Thursday, June 19, 2008

My Next Number is...

The title of this post is appropriate for two reasons:
1. this post is my 100th post on this blog
2. this was a phrase used today at TAM6 by Dr. Art Benjamin, the Mathemagician.
The Art of Memory

My favorite afternoon workshop was The Art of Memory by Banachek. Banachek is billed as the world's leading Mentalist, and he kicked off his session by memorizing an entire deck of cards in about 47 seconds. Over the next 2 hours, he showed us several ways to do this. This has got to win the prize for the most practical first day talk ever at a Las Vegas convention!

By the end of this two hour session, he had given us mnemonic tools for memorizing a grocery list, a speech and a 74 digit number. Knowing these techniques back in my pre-med and med school days would have been worth the price of admission, all by themselves.

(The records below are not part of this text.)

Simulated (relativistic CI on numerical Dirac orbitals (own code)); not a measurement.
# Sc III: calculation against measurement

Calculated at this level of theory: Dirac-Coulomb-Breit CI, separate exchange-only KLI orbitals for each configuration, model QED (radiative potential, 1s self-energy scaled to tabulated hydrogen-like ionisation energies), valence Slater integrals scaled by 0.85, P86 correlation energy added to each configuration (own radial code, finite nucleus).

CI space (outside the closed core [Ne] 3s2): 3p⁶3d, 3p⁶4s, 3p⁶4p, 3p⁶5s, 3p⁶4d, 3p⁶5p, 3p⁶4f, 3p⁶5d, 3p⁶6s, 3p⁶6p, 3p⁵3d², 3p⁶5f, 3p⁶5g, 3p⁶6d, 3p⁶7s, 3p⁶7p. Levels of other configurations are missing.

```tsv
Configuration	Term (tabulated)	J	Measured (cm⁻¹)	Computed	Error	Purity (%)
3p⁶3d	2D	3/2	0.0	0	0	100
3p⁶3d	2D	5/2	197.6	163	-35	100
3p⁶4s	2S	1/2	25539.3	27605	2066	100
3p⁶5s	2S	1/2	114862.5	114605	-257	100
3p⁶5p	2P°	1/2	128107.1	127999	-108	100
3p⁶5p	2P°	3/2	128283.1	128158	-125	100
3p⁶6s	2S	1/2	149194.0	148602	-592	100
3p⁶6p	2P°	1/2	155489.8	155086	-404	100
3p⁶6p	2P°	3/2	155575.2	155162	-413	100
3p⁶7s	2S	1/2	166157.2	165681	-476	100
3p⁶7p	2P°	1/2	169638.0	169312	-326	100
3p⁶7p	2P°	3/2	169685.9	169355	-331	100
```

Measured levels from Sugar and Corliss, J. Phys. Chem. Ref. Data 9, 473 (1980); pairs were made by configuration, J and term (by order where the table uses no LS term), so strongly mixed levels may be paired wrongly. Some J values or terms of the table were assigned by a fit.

Besides his prodigious feats of memory, Banachek performs some pretty swell illusions, as shown in the video clip below.



The fascinating story of Banachek's work with James Randi in Project Alpha is well worth the read. If you'd prefer to hear this tale in Randi's own words, The Amazing Show podcast on that subject makes for fine listening.

The Mathemagician

If Art Benjamin were John Henry, the steam drill would have had its ass handed to it in a handbasket. Art demonstrated this right off the bat, by outperforming 5 people with calculators in several numerical feats.

It's hard to wow a room full of practicing skeptics, but Art accomplished this pretty quickly, spouting out the squares of 4 digit numbers about as fast as the audience could call them out. Before the calculator dudes on stage could even enter the digits for most of the problems, he was writing the answer down on a flip chart.

It's usually a let-down when a magician tells us the secret behind a trick. Benjamin, however, is a great exception to this rule. Even after he explained to us the details of how he did all of these mental calculations, it remained jaw-dropping to watch him blasting through these techniques at warp 4.

I could hoard all of these secrets to myself, but that would be pointless, since his excellent book (Secrets of Mental Math: The Mathemagician's Guide to Lightning Calculation and Amazing Math Tricks) reveals them all within its pages.

In the following video clip from the TED Talks, you'll see why we also gave him a standing ovation:



Besides being a great stage performer, Art Benjamin is a professor of mathematics at Harvey Mudd College, with a special interest in combinatorics and Fibonacci numbers. In the Q & A session, someone asked him for the URL of his website. He joked that despite these credentials and being able to recite the first 100 digits of pi, he was unable to remember his own web address. How does he find his site online? He googles himself.